Back on the right path at the start of Ditchedge Lane, followed by a view to the right when you have just passed Round Hill. Boy was this a long haul over ancient treads - over two miles of sincerely thinking you were walking in the footsteps of your ancestors. Eventually you arrive at ‘Traitor’s Ford’ - more romantic in name than in appearance. It is now a concreted-over ford. Found Jenny having her lunch at this spot and felt acutely embarrassed. Without my detour I would have been long gone!

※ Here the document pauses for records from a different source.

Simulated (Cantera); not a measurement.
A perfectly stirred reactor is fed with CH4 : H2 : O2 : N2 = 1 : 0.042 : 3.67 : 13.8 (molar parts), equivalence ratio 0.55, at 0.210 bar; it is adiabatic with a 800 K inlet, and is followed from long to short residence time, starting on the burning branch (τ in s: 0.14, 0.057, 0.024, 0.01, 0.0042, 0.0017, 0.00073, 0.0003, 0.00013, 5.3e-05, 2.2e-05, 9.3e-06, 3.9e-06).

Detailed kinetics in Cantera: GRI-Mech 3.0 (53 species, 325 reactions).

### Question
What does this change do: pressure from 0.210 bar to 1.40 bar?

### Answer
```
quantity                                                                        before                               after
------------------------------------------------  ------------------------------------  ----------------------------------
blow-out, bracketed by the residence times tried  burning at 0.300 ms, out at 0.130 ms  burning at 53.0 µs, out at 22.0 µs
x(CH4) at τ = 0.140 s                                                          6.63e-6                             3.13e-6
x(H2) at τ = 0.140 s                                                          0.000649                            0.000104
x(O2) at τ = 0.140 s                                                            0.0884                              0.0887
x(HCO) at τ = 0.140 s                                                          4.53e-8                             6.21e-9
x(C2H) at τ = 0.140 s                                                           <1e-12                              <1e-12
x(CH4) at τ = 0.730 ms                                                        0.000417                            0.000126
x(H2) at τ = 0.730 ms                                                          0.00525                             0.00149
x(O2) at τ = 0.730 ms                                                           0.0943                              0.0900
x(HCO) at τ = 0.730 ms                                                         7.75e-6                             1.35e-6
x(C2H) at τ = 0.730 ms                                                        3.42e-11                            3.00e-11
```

The image on the left was taken looking back towards Roman Row, just outside of Whichford. The ascent is quite steep into Whichford Wood, but once there, following your instincts, and keeping the left-hand edge clearly in sight, you shouldn’t go too wrong, despite the warning on page 61 of the guide. Eventually, you descend into Long Compton. I Was with Jenny once again at this point , and try as we may, we just couldn’t find a place to placate our thirst!

And here is Jenny, with Swifty scouting ahead, after leaving Long Compton, before encountering the converted barn. This was an interesting leg, traversing the high ground, with glorious views to either side. We crossed the busy A44 before descending towards Chastleton House.

It was while walking this section that a rather officious farmer drove by and requested Swifty be kept on a lead. Jenny had been absolutely meticulous with her dog, ensuring there was no contact at all with domesticated animals. I felt acutely embarrassed and sorry for my companion.